Crowder
Madison County Circuit Judge Barbara Crowder signed an order Sept. 29 sending the last two proposed atrazine class action cases pending against United Agri-Products Inc. and Syngenta Crop Protection Inc. to Circuit Judge Daniel Stack.
The suits, two of a series filed by lead plaintiff Holiday Shores Sanitary District and various Illinois municipalities, contend that atrazine runs off farm fields and contaminates their drinking water supplies.
The plaintiffs propose to lead classes of other water providers against the makers and distributors of the herbicide.
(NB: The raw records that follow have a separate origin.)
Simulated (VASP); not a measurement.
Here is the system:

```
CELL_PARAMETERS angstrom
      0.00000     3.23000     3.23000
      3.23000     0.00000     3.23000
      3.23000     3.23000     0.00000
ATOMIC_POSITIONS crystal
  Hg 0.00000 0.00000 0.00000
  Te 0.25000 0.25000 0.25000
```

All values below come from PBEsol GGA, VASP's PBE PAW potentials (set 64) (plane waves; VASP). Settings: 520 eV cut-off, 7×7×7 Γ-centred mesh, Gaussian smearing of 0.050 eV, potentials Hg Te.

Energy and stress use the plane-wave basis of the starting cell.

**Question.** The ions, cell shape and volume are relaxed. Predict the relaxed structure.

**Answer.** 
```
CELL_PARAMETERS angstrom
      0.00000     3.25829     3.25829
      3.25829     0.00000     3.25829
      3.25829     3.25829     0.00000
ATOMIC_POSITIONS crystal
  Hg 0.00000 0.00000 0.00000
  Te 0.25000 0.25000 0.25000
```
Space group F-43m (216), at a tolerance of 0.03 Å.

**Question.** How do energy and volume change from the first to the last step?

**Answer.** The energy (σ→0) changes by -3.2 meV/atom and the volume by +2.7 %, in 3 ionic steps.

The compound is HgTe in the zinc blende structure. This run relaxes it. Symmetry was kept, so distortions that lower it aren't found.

Although the U.S. Environmental Protection Agency has ruled that atrazine up to three parts per billion is safe in drinking water, the plaintiffs allege that smaller amounts cause unspecified human health problems.
The defendants in the suits deny the claims and have actively tried to have the cases dismissed or stayed.
Those attempts have been unsuccessful.
Stack originally oversaw all of the atrazine cases.
Crowder took them over last year.
All but the United Agri-Products and Syngenta suits went to Stack when the rest of Crowder's civil docket was transferred to him Aug. 1.
Crowder had matters under advisement in both cases until recently.
She had motions by a number of third parties under advisement in the Syngenta suit.
In that case, the third parties including the Illinois Farm Bureau, the University of Chicago, and others objected to deposition and discovery requests made by the plaintiffs.
Crowder upheld some of their objections on First Amendment grounds
and denied others.
That order was entered shortly before a hearing on dueling motions to compel was canceled last week.
In the United Agri-Products case, Crowder ruled Aug. 31 on its motion to dismiss the suit against it for lack of personal jurisidiction.
Crowder found that the Illinois "Long Arm" statute applied to the Delaware company and that affidavits from its own employees indicated that the company was actively doing business in Illinois.
She denied the motion.
Kurtis Reeg represents both Syngenta and United Agri-Products.
Stephen Tillery represents Holiday Shores and the proposed classes in all of the atrazine suits and a proposed water provider class in a nearly identical suit filed against Syngenta in the U.S. Southern District of Illinois.
The atrazine cases are Madison case numbers 04-L-708 to 04-L-713.
The United Agri-Products case is case number 04-L-711.
The Syngenta suit is case number 04-L-710.